The surprise decision in favour of BCE Inc. (BCE) bondholders from the Quebec Court of Appeal puts the C$52-billion privatization deal in jeopardy and forced analysts to slash their price targets and downgrade shares of the telecom giant. But the development also raised the possibility that Telus Corp. (TU) could re-enter the fray. It dropped out of the running at the last minute before a deadline for interested groups to submit their offers to BCE in June 2007.
Jeffrey Fan at UBS Securities cut BCE from a “buy” to a “sell” and lowered his price target from C$42.75 to C$33. This new target is based on a 20% chance the deal closes at C$42.75 as planned, but only if the Supreme Court appeal is sufficiently accelerated and leaving any other potential hurdles aside. He puts the probability of the stock falling back to its fundamental value of C$31 at 80%.
As far as Telus’ potential involvement, Mr. Fan said this is far from certain given its recent share price decline, but thinks the company will likely revisit the option nonetheless. Telus’ stock has fallen more than 25% since hitting a 52-week high of C$66.45 in June 2007. It closed at C$47.92 on Wednesday.
The analyst also noted the potential dilution for existing Telus shareholders, weaker debt financing conditions and regulatory challenges posed by the competition bureau, which are unchanged from the last time it approached BCE.
He said:
As a result, we think TELUS would likely offer a materially lower acquisition price relative to the one management had in mind last June.
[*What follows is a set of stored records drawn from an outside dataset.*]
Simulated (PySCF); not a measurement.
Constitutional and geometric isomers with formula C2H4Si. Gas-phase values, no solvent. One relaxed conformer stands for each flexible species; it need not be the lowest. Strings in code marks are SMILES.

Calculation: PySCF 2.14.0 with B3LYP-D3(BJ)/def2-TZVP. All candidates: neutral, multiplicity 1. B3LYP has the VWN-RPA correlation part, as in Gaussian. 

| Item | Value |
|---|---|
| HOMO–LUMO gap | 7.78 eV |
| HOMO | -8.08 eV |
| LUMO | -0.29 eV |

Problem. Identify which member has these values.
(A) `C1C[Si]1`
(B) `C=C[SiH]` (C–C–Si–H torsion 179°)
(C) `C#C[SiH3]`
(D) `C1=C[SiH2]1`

Mr. Fan also said that while BCE will try to expedite the appeal process by seeking guidance from the Supreme Court, investors also need to be aware that the lenders’ commitment to the deal expires in November 2008, according to the Abridged Debt Commitment Letter.
As far as the bondholders, UBS believes they would rather see the deal fall through and recover their investments, rather than settling outside of court.
Mr. Fan noted that since final approval from the CRTC and Industry Canada have yet to be received, the deal’s sponsors may still have an out without having to pay a break fee if they believe it ultimately will not close.